Bishop Emeritus and Sixth Bishop of Brooklyn Is Dead at the Age of 89
Bishop Emeritus Thomas V. Daily, who served as the sixth Ordinary Bishop of the Diocese of Brooklyn from 1990 to 2003, died at 12:02 a.m. on Monday, May 15. He was 89 years old and had been in failing health.
He had been residing for the past 14 years at Bishop Mugavero Residence for retired priests in Douglaston, where he died.
A Mass of Christian Burial was scheduled for the chapel at Immaculate Conception Center, Douglaston, on Friday, May 19, at 11 a.m.
Following the liturgy, he will be entombed in the Bishops’ Crypt beneath the main chapel, where the previous five Bishops of Brooklyn are interred.
A public wake was scheduled to be held at St. James Cathedral-Basilica, Downtown Brooklyn, on Thursday, May 18, 2-9 p.m. A Mass of transferal will be celebrated at 7:30 p.m.
“Bishop Daily was a man who personified the Second Vatican Council’s call for a preferential option for the poor,” Bishop Nicholas DiMarzio said. “He ministered to indigenous people amidst poverty in Peru, women in crisis pregnancies, as well as new and often poor immigrants living in Brooklyn.
“He never acted out of malice or to further his own self-interest. At heart he was a missionary. I suspect he wished he could have remained in the missions his entire life,” Bishop DiMarzio added.
Born Sept. 23, 1927 in Belmont, Mass., the future bishop attended Belmont public schools, Boston College, and St. John’s Seminary, Brighton, Mass.
He was ordained as a priest on Jan. 10, 1952. He served as a parish priest at St. Anne’s parish, Wollaston, Mass., 1952-60, and then went to serve in the missions in Peru with the St. James Society, 1960-65.
Returning to Boston, he was assigned again at St. Anne’s, Wollaston, Mass., 1965-71, before being named secretary to Boston’s Cardinal Humberto Medeiros, 1971-75.
He was ordained an Auxiliary Bishop of the Archdiocese of Boston on Feb. 11, 1975. His episcopal motto was “Dominus Lux Mea – The Lord Is My Light.”
In 1976, he was named Vicar General of the Archdiocese of Boston. He also served as coordinator of the Spanish Apostolate, Episcopal Moderator of the Spanish Apostolate, and was the administrator of the Archdiocese of Boston after the death of Cardinal Medeiros, Sept. 17, 1983 to March 23, 1984.
On Oct. 24, 1984, he was named the founding Bishop of the Diocese of Palm Beach, Fla.

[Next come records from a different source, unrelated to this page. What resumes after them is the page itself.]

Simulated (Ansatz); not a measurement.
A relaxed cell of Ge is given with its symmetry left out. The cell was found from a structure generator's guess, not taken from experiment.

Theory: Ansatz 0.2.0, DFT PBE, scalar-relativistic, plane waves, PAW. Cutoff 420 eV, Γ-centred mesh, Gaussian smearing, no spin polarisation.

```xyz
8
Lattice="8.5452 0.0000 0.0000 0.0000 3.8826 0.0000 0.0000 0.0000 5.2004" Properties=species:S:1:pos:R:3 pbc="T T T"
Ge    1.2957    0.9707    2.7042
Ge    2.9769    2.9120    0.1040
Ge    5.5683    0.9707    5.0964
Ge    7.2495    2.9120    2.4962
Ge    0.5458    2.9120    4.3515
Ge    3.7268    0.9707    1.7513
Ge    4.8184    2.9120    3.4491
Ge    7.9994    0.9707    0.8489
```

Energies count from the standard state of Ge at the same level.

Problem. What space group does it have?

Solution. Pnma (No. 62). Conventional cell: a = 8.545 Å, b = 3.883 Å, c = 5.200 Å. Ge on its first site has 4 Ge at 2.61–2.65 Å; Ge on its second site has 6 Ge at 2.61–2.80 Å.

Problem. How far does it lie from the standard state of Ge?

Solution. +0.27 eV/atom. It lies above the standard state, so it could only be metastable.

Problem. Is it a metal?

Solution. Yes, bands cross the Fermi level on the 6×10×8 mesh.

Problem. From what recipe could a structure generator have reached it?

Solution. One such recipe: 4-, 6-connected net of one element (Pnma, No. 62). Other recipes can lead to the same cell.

Almost six years later, on Feb. 20, 1990, he was appointed by Pope John Paul II as the sixth Bishop of Brooklyn, succeeding Bishop Francis J. Mugavero who retired because of age. He took canonical possession of the Brooklyn Diocese on April 16, 1990, at St. James Cathedral-Basilica, Downtown Brooklyn. A public installation was held on April 18, 1990, at Our Lady of Perpetual Help Basilica, Sunset Park.
Bishop Daily also served as Supreme Chaplain to the Knights of Columbus; a member of the Pontifical Commission for the Church in Latin America; a member of the NCCB Committee on Missions; and a member of the Board of Trustees, of Catholic University, Washington, D.C.
One of the highlights of Bishop Daily’s tenure in Brooklyn was when he welcomed Pope John Paul II to the Diocese in October, 1995. The Holy Father celebrated Mass at Aqueduct Racetrack, Ozone Park, the only pope to celebrate Mass in this diocese.
Bishop Daily also conducted the Seventh Diocesan Synod,1996-97; instituted the Disciples in Mission evangelization program in 1998; successfully completed the “Alive in Hope” capital campaign with pledges of $80 million; announced a plan for clustering of parishes and an on-going program for clergy renewal and lay formation in 1999; celebrated the Jubilee Year 2000 with a Eucharistic celebration in Arthur Ashe Stadium, Flushing Meadow; marked the 25th anniversary of ordination as a bishop and 10th year as Bishop of Brooklyn, February, 2000; and celebrated his 50th anniversary of ordination to the priesthood, Jan. 10, 2002.
Among the major pastoral letters issued by Bishop Daily were: “Created in the Image of God,” on racism, 1990; “The Church’s Response to Disabled Persons,” 1992; “The Eucharist,” 1992; “The Truth in Love: a Pastoral Response to Homosexuality,” 1993; “Compelled to Teach the Gospel,” 1993; “The Image of God Revisited,” a second letter on racism, 1995; “In Praise of the Fullness of Life,” 1996; “In the Face of Death,” 1998; “In the Name of Mercy and Justice,” regarding the morality of capital punishment, 1999; “A Response on the Implementation of the Seventh Diocesan Synod, 1999.